Friday, December 22, 2006

Making decisions in a vacuum can alienate frontline staff

State won't reassign social work managers
Officials will ask workers for ideas
Yetter, Deborah. Louisville Courier-Journal, Feb. 24, 2006, pg. A1.

FRANKFORT, Ky. Pressure from social workers and lawmakers forced state officials to retreat yesterday from their plan to boost the number of social workers by reassigning managers and administrators.

Without new money to hire social workers, officials had said they had little choice but to pull from the ranks of supervisors.

But now they said they plan to meet with social workers to get their views on how to reduce Kentucky's growing child -abuse and neglect caseloads and better serve families in crisis.

"We are committed to listening to the staff," said Tom Emberton Jr., commissioner of the state's child welfare system.

Social workers said they were pleased with the new approach, but that more money is needed to care for the ever-growing number of children taken from their homes and placed under state supervision.

"I think that's a good idea as long as they are sincere and open and willing to listen to us," said Tricia Mack, a Jefferson County social worker.

"Things work pretty well, but they could work even better if we had more social workers and more money for our families," said Jessica Causey, another Jefferson County social worker.

The original plan to transfer more office staff into the field drew fire from workers and some lawmakers who said it would strip social workers of the experience and advice of supervisors.

Though officials still want to get more social workers in the field, Emberton said, officials will consult with workers on how to do so.

The goal is to reduce the average caseload per worker from 21 to 17 the level recommended by the agency that accredits Kentucky's child welfare system.

Rep. Jimmie Lee, D-Elizabethtown, chairman of the House human services budget subcommittee, applauded the decision.

"That's what should have been done to start with," said Lee, who chaired a hearing Tuesday attended by about 45 social workers and others to protest the reorganization plan.

Emberton and Eugene Foster, an undersecretary with the Cabinet for Health and Family Services, attended the hearing at which social workers, foster parents and other spoke against the plan, saying it would hurt services.

In addition to cutting managers, the state proposed consolidating 16 service regions into four something that critics said would make regions too big and impossible to manage.

Foster said officials got the message that they need to talk to employees about any changes.

"We didn't communicate that well before and we want to communicate better," he said.

Charles Wells, executive director of the Kentucky Association of State Employees, met yesterday with state officials, who briefed him on the new approach.
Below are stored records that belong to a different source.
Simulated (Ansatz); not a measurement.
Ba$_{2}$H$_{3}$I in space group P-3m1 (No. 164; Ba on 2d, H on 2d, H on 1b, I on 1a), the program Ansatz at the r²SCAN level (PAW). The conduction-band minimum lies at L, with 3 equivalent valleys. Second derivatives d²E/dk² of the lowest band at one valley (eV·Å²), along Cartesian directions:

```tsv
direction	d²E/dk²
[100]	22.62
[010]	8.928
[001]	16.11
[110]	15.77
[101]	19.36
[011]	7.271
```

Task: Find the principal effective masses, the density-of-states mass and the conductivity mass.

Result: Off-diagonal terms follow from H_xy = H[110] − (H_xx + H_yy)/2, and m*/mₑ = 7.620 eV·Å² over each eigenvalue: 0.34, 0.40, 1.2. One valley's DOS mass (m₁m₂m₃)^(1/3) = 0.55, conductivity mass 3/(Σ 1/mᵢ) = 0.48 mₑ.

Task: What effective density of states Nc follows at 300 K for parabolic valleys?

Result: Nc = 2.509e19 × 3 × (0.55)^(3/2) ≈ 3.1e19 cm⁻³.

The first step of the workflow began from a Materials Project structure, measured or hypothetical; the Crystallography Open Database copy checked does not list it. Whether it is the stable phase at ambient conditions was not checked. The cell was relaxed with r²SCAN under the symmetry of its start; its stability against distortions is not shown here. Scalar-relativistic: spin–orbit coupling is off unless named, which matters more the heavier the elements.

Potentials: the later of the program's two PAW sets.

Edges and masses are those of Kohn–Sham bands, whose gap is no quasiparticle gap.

"We told them if they came up with a plan that would make our social workers happy, we would buy into it," said Wells, whose association represents about 1,500 social workers.

Foster said his goal still is to reduce the average caseload to 17. And he said he hopes to implement a plan by June 16, although that deadline is not absolute.

"It's about getting it right, not getting it done by a certain date," he said.

Foster said he doesn't believe accreditation will be jeopardized if caseloads aren't reduced immediately. The private Council on Accreditation, based in New York, has indicated it is flexible and willing to work with the state as long as it shows it is working to improve services, he said.

"To me this has never been about accreditation," he said.

Cindy Cushman, a foster parent from Jefferson County, said what Kentucky's child welfare system most needs is more money.

"There are more and more kids going into the system," Cushman said. "You can't add more kids without adding money."

Gov. Ernie Fletcher proposed no new money to hire workers in his budget, although he has proposed nearly $30 million over the next two years to help pay for the growing number of children in foster care and other placements, such as residential centers.

Foster has said he doesn't expect to ask for additional money for social workers. He said yesterday he still hopes to come up with a plan within the department's existing resources.

Some workers say they are not opposed to reorganization and are willing to consider ways to operate more efficiently.

But they said officials need to remember they must supervise more than 7,000 children in the state's care, a job that includes frequent court appearances, and work to either reunite children with their families or terminate parents' rights and place the children for adoption.

"A lot of us feel they don't understand the complications our jobs entail," Mack said.